If $A \in M_{n\times n}(F)$ is not invertible then the rank of $A$ is less than $n$,
thus $\det(A) =0$.
I proved that way, but looks like too simple so I think maybe there is a trick that I missed.
Or I proved it right?
Modification:
($\Rightarrow$) If $A$ is invertible, $AB=I$, $\det(AB)=\det(A)\det(B)=1$ so $\det(A) \neq 0$
($\Leftarrow$) If $\det(A) \neq 0$ , by Cramer's rule, $Ax=b$ has a unique solution and it means $A$ is invertible ($x=A^{-1}b$)
Now I think I complete the proof.
Best Answer
Perhaps the simplest way to prove this, and in two lines, is the following... but it depends on what definitions you have (all the time square matrices of the same order):
A matrix $\,A\,$ is invertible iff there exists a matrix $\,B\,$ s.t. $\;AB= BA=I\;$ iff when reduced (by rows or columns) no row (column) is all zeros iff $\,\det A\neq 0\,$ .

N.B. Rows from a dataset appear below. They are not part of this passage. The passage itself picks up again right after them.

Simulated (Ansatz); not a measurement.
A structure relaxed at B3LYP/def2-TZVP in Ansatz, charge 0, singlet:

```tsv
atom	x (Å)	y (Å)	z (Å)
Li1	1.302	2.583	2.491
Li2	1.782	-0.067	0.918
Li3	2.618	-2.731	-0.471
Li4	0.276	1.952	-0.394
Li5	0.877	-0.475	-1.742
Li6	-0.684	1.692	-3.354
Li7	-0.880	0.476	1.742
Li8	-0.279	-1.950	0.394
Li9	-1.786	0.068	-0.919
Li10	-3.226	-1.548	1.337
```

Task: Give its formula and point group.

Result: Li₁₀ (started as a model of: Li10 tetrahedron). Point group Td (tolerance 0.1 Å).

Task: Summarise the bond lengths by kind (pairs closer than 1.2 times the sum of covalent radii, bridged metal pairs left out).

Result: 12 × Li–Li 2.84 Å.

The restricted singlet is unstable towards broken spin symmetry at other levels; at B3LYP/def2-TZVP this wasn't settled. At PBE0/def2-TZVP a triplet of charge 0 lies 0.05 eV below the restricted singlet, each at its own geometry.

The last double implication follows from the fact that the determinant of an upper (lower) triangular matrix is the product of the entries in its main diagonal (and, of course, on the fact that interchanging rows only multiplies the matrix by $\,\pm 1\,$)
If your definitions cover the above there you have an easy proof of what you want.